Awards highlight the achievements of managers who shape the future of the investment industry, and investors should pay attention to these as one of the criteria to select their funds, according to Dan Dowding, senior executive office of Killik and Co., Mena and South Asia. Globally, well-known awards include Morningstar’s and Thomson Reuters’ Lipper.
“Investors are looking for funds that produce consistent performance and while one-year performance numbers are important, the fund and fund managers’ longer term track record is even more important,” Dowding said.
He advised investors to drill down, “to find out how he or she has performed during periods of market stress, not just how they have performed in a bull market.”
It is also important for investors to inquire about the length of time a fund manager has been running a portfolio because performance is not associated with different staff skills, said Tariq Qaqish, head of asset management at Dubai-based Al Mal Capital.
In the category of three-year performance of Gulf equity fund of the year, Saudi Arabia’s Jadwa GCC Equity Fund came out tops. Jadwa Saudi Equity Fund was the best performing in the Saudi equity fund of the year, both for one- and three-year performances. Since its inception in June 2007 until November 30, 2012, Jadwa’s GCC fund had a return of 72.35 per cent as against the benchmark S&P Saudi Shariah Index’s 23.63 per cent. The Saudi fund, also started in 2007, had a return since inception of 48.73 per cent as against its S&P GCC Shariah Composite Index’s return of negative 7.49 per cent.
In the Mena equity fund of the year, for both three-year and for 2012 performances, Mashreq’s Makaseb Arab Tigers Fund was adjudged the best. Al Mal UAE Equity Fund bagged the award for best performing UAE equity fund over the past three years.
Makaseb Arab Tigers Fund has outperformed its benchmark, which prior to September 30, 2010, it was MSCI Arabian Market Index which was replaced by S&P Arab Composite Large Midcap Index, by 48 per cent since inception in 2006. Al Mal UAE Equity Fund has outperformed S&P UAE Composite Index by 41 per cent since 2006.
The other funds to win in the equity category were HSBC Amanah Fund in the sector fund category for both three year and one year performances. HSBC’s Amanah GCC Equity Fund won for the GCC equity fund of the year.
Gulf News spoke to some of equity fund mangers whose funds have performed the best over the past three years about their investment approach and choices.
Gulf News spoke to some of equity fund managers whose funds have performed the best over the past three years about their investment approach, stock choices, and their advice for retail investors.
With the focus on diversification, the numbers vary on the optimal number of stocks in a particular portfolio: 17 stocks distributed among nine sectors in Al Mal equity fund, 21 in Mashreq’s Arab Tigers Fund, and between 20 and 30 stocks in case of the Gulf and Saudi funds managed by Jadwa Investment.

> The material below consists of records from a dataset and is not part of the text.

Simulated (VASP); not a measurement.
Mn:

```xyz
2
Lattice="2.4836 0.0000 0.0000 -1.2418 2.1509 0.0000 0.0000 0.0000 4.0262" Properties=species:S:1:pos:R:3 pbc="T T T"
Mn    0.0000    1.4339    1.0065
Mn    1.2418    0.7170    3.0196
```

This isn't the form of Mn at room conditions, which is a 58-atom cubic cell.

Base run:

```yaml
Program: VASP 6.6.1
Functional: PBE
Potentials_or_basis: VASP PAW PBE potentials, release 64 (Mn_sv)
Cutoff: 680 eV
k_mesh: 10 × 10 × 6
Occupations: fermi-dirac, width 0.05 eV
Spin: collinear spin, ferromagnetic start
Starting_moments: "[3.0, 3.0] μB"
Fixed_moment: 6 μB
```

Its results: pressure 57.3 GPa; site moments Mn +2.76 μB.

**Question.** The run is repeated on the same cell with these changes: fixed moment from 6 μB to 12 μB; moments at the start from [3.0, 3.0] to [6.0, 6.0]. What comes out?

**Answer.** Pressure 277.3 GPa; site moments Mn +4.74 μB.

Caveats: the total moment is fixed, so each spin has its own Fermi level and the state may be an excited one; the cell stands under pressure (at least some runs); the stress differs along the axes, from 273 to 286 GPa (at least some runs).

The rationale behind limiting the number of positions in the portfolio is two-fold, according to Reda Gomma, portfolio manager at Mashreq Asset Management, at Mashreq.
First, “all empirical studies indicate that a portfolio comprising of 20-25 companies offer maximum diversification, any further additions to number of positions tend to have marginal impact on reducing the overall portfolio risk,” Gomma said.
Second, a portfolio “restricted to 20 and 25 names ensures that adequate attention is paid to each investment in [it] in terms of business monitoring and re-assessment, [and] also the portfolio would focus only on the highest conviction ideas from the investable universe.”
All three managers follow a blend of top down and bottom up approach to determine their investment choices.
“We begin our investment process with a macro economic study of each country to access its attractiveness and then follow it up by a bottom up selection of stocks,” said Sarah Al Suhaimi, managing director and chief investment officer, asset management, Jadwa Investment, explaining the mixed approach.
“Our active management approach requires continuous screening of each market to look for suitable investments; whenever we find an investment that fits our risk/return profile we add it to our holdings.”
From a country specific point of view, she said, Saudi and Qatar both have strong macroeconomic fundamentals with companies trading at cheap valuations.
“This was a major reason behind our high allocation to those countries in the recent past,” Al Suhaimi said.
The blended approach not just helps select high quality names but also ensures diversification.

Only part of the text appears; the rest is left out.